From: Braden N. McDaniel <braden@shadow.net>
Date: Thu, 20 Aug 1998 23:16:36 -0400
To: "'John T. Whelan'" <whelan@physics.utah.edu>, <www-html@w3.org>
Cc: <liam@htmlhelp.com>
Message-ID: <001b01bdccb2$1bf0c1d0$502604d1@bonezero>
> -----Original Message-----
> From: John T. Whelan [mailto:whelan@physics.utah.edu]
> Sent: Thursday, August 20, 1998 9:32 PM
> To: www-html@w3.org
> Cc: braden@endoframe.com; liam@htmlhelp.com
> Subject: OBJECT vs IFRAME (was RE: Hyperlinks in OBJECT inclusions)
>
>
> [analogy between frames and HTML OBJECTs deleted]
>
> >> Where inclusion.html is as before.  The behaviors of the two
> >> alternatives are not the same, since the frame-replacement behavior
> >> cannot be achieved by browsers that see the non-frame
> option.  IMHO,
> >> the same should go for the HTML OBJECT.
>
> >Certainly this is appropriate for IFRAME. But wasn't part of
> the reason for
> >including both IFRAME and OBJECT to provide mechanisms both
> with and without
> >this degree of subordination? Put a different way: if this (what you
> >describe) is the behavior you want, why not use IFRAME?
>
> >Braden
>
> To quote the Web Design Group
> <http://www.htmlhelp.com/reference/html40/special/iframe.html>:
>
>   OBJECT is more widely supported than IFRAME, and, unlike IFRAME,
>   OBJECT is included in HTML 4.0 Strict.

Well, that quote does not hold true in the context we're talking about.
AFAIK, IE4 (and, presumably, the IE5 beta) is the only browser to support
HTML inclusions via OBJECT, while both IE3 and IE4 support IFRAME. So in
this context, IFRAME is better supported. In fact, the only browser that
does support HTML inclusions doesn't work the way you're advocating (and
IFRAME does!). None of what we are discussing here is sufficiently broadly
supported to be used in any but the most specialized applications, so I
don't see how support issues are at all relevant.
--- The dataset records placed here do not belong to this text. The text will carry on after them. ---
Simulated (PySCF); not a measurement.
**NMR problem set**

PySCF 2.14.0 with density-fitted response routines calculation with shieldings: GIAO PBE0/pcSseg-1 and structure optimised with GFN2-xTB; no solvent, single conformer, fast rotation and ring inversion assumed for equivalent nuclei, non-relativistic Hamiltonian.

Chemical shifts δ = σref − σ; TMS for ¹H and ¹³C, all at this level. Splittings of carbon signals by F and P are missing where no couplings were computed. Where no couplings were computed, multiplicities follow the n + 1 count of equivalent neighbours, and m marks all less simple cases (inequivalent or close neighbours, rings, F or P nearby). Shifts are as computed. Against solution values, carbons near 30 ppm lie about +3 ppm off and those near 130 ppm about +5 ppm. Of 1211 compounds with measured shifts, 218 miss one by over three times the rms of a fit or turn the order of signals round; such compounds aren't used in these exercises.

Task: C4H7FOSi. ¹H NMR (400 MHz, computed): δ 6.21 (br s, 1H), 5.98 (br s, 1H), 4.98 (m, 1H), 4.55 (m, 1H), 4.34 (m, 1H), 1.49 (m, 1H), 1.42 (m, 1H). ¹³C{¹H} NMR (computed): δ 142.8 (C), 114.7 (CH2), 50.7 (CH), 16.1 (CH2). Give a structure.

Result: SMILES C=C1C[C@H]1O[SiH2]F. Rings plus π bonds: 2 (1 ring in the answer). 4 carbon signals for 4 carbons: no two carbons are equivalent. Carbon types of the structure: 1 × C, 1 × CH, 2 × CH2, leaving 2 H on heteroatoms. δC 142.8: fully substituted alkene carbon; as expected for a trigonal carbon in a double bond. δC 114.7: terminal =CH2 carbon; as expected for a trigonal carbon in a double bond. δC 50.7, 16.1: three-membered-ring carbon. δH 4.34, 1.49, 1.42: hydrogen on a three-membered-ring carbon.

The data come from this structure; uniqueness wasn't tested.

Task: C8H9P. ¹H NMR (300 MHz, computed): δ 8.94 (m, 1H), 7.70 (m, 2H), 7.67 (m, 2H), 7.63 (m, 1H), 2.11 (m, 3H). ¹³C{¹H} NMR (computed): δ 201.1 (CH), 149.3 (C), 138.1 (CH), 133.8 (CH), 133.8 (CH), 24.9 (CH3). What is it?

Even if we discount all that is left ambiguous about OBJECT, these elements
have distinctly different behavior: OBJECT cannot be targetted; IFRAME can.
So the two are *not* interchangable.

> Now, I was under the impression that IFRAME, like APPLET, had been
> deprecated in favor of OBJECT, and this was reinforced by the WDG's
> description of IFRAME, to wit "IFRAME provides a subset of the
> functionality of OBJECT".

While true, that's not a very good thing to say, because it's ripe for
misinterpretation. While IFRAME may provide a subset of OBJECT's behavior,
IFRAME also does something(s?) OBJECT can't, so it isn't accurate that
OBJECT provides a superset of IFRAME's functionality.

>  But now that I look at the actual HTML4.0
> spec, with phrases like "Authors may use either the IFRAME element or
> the OBJECT element for this purpose, but the elements differ in some
> ways"
> <http://www.w3.org/TR/REC-html40/struct/objects.html#embedded-
> documents>,
> I realize that IFRAME may have been omitted from HTML 4.0 Strict for
> the same reason the TARGET attribute was (not that that strikes me as
> a very good reason, but that's another thread).
> 	That aside, is it useful to *have* a separate IFRAME element
> with behavior distinct from OBJECT TYPE="text/html"?  It seems like
> with a useful set of conventions for the meanings of TARGETS on links
> inside and outside the frame, all of the functionality could be built
> into OBJECT.  In the long run, OBJECT TYPE="img/whatever" should
> replace IMG, but it's not useful to start ditching IMG yet because
> it's in such widespread use and recognized by all browsers.  OTOH,
> IFRAME is about as new as OBJECT, so why bother building up the
> infrastructure for IFRAME so it can someday be deprecated?

If this discussion goes the way of extending OBJECT to be a complete
superset of IFRAME's functionality, I would totally agree with you. But it
has been my impression that there was a deliberate decision to give them
separate behaviors. As such, I think having resources linked from included
documents replace the host document when called is in keeping with this
separation.

I think we would agree that if TARGET were resurrected, and OBJECT's
behavior extended as you describe, we could dispense with FRAMESET, FRAME,
and IFRAME. While I believe that would be desirable, it does not seem to me
to be the direction the HTML 4 spec has taken.